I don't really understand your explanation and I haven't really followed the discussion.
But if I understand correctly, apparently BDW has a 12% higher voltage for a given frequency, which flies in the face of
How's that possible? A smaller node should decrease voltage, right?
It could but higher voltage doesnt mean automaticaly higher power comsumption, i explain it to you before answering to Tuxdave since this will allow everyone to understand very easily what is discussed.
On the slide you posted the first parameter is called capacitance, to summarize these are parasistic capacitors that are inherently built in with the transistor.
Thoses parasistic capacitors act as some wheight attached to each transistor and they create an electrical inertia, that means that when you send a current to drive a transistor the capacitors will absorb this current and keep the transistor from being fed the command voltage until you have charged enough said capacitor, at this point the transistor input has reached a voltage high enough that the transistor start to conduct massively and drive the next transistors with their own attached parasistic capacitors.

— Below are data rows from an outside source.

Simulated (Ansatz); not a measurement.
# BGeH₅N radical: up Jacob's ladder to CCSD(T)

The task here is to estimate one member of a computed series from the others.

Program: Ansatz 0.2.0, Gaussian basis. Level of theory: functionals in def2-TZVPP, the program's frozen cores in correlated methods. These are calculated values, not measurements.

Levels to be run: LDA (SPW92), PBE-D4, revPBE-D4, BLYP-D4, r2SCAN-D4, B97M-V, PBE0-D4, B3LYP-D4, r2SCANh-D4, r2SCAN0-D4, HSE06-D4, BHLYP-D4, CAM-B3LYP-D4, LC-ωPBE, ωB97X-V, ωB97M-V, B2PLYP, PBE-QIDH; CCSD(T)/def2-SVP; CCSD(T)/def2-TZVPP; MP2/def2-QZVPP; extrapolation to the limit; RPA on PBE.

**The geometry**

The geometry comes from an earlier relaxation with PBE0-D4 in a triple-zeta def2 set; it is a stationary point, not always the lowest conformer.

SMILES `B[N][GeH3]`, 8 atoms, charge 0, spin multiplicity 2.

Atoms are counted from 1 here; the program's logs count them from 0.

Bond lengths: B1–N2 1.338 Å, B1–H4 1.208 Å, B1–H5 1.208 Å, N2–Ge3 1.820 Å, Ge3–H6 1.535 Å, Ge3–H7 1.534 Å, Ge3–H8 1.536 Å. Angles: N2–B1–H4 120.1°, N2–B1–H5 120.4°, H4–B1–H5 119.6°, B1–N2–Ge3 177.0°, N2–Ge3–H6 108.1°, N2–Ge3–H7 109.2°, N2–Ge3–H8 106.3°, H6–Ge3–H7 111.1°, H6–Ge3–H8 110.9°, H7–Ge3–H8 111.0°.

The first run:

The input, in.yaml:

Now if your process use higher voltage you can compensate by reducing the capacitance accordingly by the square or the voltage ratio, that means that if your voltage is 20% higher (a 1.2 ratio) the capacitances must be reduced by a ratio 1.2 x 1.2 = 1.44 to get the same efficency.
Now the parameter called leakage is extremely dependant of the supply voltage, if you want low leakage you have to design your transistor such that it start to conduct at a higher command voltage, the benefit is that the higher the threshold voltage at wich the transistor start to conduct the lower the leakage when the transistor doesnt conduct
You see, that s all trade offs here and there, often different process will be used depending of the usage, for high performance you want transistors that start to conduct with low command voltage as it allow high frequencies but this will increase leakage, for low power devices leakage is an important metric so it will be higher command (and hence supply) voltages but also less leakage and lower frequencies.
Edit : The slide doesnt contradict the 12% higher voltage to answer to your question.
Here's my thought process. At first glance, with a gate wrapping around a channel, it clearly looks like "more gate" and thus "more capacitance". But since the channel topology allows a much better current control, you can relax the gate capacitance (higher oxide thickness) and still end up with better current than planar. Who knows. It's not very obvious to me which way it's guaranteed to go. You may be right.
You may aslo be right, mind you, i did read a paper from Altera about specific process optimisations for their designs at TSMC, and they also have access to Intel process, they state that Finfets have much better transconductance but also substancialy bigger parasistic capacitances, i ll post the PDF if i can find it again.
As for the frequency-voltage curve, that's affected by process and design. Imagine a curve which represents all possibilities frequency and voltage design point that the CPU design team is targeting. If you pick one design (which represents the lowest voltage to hit that frequency) and start to adjust voltage/frequency from a fixed design (how much voltage do you need to hit a higher frequency, how much voltage can you drop for a lower frequency), that SECOND curve will always be suboptimal compared to the first curve. How's that for a plausible explanation.
You are right since starting from an optimum will forcibly yield a worse caracteristic when you move around this optimum, be it by excess or by default.
Finfets higher input capacitance mandate shooting for the lower possible voltage and to get this you have to :
Either decrease the transistor conduction threshold (Vth) but this will increase exponentialy leakage when Vth is decreased and this is not compatible with a design that wants to be low power like Core M.
Or you increase the transitor transconductance (gm) at a same convenient Vth but that s precisely what is difficult to achieve since moving this parameter require modding slightly the geometry or using different materials at some places, like germanium, and this will shift all other parameters including thoses that are already satisfactory, among other the sub threshold caracteristic wich define the leakage current.